The constitutional change, announced by former Prime Minister Hun Sen, is a further violation of the 1991 Paris Peace Agreements on Cambodia.
The Agreements state that “All persons in Cambodia and all Cambodian refugees and displaced persons shall enjoy the rights and freedoms embodied in the Universal Declaration of Human Rights.”
Article 15 of the Universal Declaration of Human Rights states that “No one shall be arbitrarily deprived of his nationality”.
The immediate target of the change is Sam Rainsy, former finance minister and co-founder of the banned opposition the Cambodia National Rescue Party (CNRP). Sam Rainsy, who lives in forced exile in Paris, in June criticized the government for its complicity in organized cyber-crime in Cambodia. Rather than addressing the issue of cyber-crime, the response of Hun Sen was to find a way to change the constitution to remove his nationality.

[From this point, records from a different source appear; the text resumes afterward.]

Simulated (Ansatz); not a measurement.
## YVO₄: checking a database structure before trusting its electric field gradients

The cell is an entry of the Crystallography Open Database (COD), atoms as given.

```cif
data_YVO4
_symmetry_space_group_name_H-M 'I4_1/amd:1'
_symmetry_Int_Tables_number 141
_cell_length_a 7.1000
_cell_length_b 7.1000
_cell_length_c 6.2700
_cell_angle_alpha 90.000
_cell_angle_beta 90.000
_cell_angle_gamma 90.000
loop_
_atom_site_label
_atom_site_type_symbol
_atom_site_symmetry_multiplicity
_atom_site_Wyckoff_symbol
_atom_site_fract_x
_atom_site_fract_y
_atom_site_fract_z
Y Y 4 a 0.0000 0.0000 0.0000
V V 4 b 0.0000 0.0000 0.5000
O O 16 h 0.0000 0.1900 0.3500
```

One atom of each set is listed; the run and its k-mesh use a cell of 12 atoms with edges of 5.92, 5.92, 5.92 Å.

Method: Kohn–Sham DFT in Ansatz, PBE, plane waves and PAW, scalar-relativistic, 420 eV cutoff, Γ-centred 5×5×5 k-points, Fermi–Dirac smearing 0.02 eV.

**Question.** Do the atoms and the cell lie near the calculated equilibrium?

The issue is wider than the case of Sam Rainsy. The constitutional change is part of a long-term programme through which the government has sought to quash all dissent, whether inside or outside Cambodia.
Cambodia has not seen a free and fair election since that organized by the United Nations in 1993. The CNRP was dissolved by order of the country’s government-controlled supreme court in 2017. The last two national “elections” took place without any recognized opposition party being allowed to stand.
Kem Sokha, the leader of the CNRP when it was dissolved, remains under house detention, convicted under a treason charge for which no serious evidence was ever provided.
Not content with crushing domestic opposition and civil society, the government has carried out a strategy of transnational repression against critics within the global Cambodian diaspora, in countries as diverse as Thailand, Malaysia, Japan, Australia, the US and France. This strategy includes the political assassination of former CNRP member of parliament Lim Kimya, shot dead in Bangkok in January 2025.
A report made to the G7 by the KMD on transnational repression in June 2025 can be found here:
Families of diaspora members who are still living in Cambodia are routinely targeted by the regime as a way to stamp out dissent from aboard. But some critics of the government don’t have any family members, or business interests, in the country. There’s no obvious way to silence them beyond assassination.
The constitutional amendment seeks to close that gap, and means that any Cambodian in the world could be stripped of their nationality.
The KMD calls on signatories to the Paris Peace Agreements to reconvene to assess how implementation can be achieved. It calls on signatory countries to implement targeted sanctions, such as Global Magnitsky Act sanctions, against high-ranking Cambodian officials and their proxies demonstrably involved in ordering or executing acts of transnational repression.